I’m pretty sure I should retire from running now. I may not (touch wood) have peaked in form, but I’m pretty sure I’ve peaked in terms of running-related experiences: last Friday, I ran a mile race as part of the Anniversary Games. Yes, the ones in the Olympic Stadium. The Diamond League. The actual, real, honest-to-goodness Diamond League. I’m pretty sure I didn’t dream it, but only because I have the number still pinned to my shirt to prove it.
The event was the culmination of the Nike Milers series I’ve been training with, the slightly odd flip side to my marathon training – one minute I’m plodding out 20 miles, then next, trying to “find my fast”. I’m not really sure I’ve actually found it – made passing acquaintance with it, perhaps – but Friday night was one truly incredible experience. Lining up at the startline next to Adharanand Finn, looking up and around at the Olympic Stadium – filling up already with the real athletes kicking off around half an hour later – and seeing my name up on the screen, I think I muttered a rather ineffectual profanity.
The race itself, as mile races do, went by in a blur. Primed by pep talks from none other than Steve Cram and Mo Farah, I braced myself to dig deep on the third lap. That’s the one that counts, everyone told us. Actually, in the event, the third lap was fine – it was the fourth that nearly killed me. Gasping for breath, lungs burning, the taste of metal/blood in my mouth, hugs all round, walking off the track past Paula Radcliffe doing her TV thing … A tiny tiny taste of what it must be like to do that for a living. Only rather a lot slower, obviously (5min 44sec for me, an impressive 4min 57sec for Adharanand) and with considerably less pressure. And making it look much harder than Asbel Kiprop did the next day. Mind you it is, I think, rather unfair for anyone to make a 3min 54sec mile look like a relaxed Fartlek session …

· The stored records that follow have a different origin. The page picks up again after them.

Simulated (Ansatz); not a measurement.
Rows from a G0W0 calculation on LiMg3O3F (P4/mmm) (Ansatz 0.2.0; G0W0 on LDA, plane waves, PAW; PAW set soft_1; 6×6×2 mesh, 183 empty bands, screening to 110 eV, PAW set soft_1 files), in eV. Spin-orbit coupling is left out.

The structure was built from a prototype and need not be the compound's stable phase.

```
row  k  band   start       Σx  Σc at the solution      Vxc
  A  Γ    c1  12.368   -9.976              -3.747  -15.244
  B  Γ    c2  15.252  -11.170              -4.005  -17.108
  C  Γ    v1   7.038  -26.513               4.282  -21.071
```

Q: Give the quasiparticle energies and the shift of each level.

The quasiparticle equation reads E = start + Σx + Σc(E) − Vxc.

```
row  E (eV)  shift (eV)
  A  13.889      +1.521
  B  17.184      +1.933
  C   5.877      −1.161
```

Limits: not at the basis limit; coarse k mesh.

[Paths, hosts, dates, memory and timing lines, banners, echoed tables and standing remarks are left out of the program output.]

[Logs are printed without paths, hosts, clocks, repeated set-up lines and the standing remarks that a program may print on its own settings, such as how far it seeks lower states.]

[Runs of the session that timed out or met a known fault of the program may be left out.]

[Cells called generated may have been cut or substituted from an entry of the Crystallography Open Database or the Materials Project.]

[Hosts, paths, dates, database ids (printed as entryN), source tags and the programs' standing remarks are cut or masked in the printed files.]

So how to follow that? Well, yesterday I ran the Elmbridge 10km, part of the Surrey road league. Clearly something of a contrast – but equally, everything that’s great about low-key, well organised, local club races. And I even got to meet and chat to a running blog regular – hi David! – and get pretty close to my PB in 39min and 46sec, while not feeling all that great (Diamond League hangover?). Better still, my Windmilers ladies team won the team prize.
So, a great weekend for me. How was your weekend running? Unless you are in fact Asbel Kiprop or David Rudisha or Dina Asher Smith logging in under a pseudonym, I suspect you probably didn’t run in the Diamond League. Sorry about that.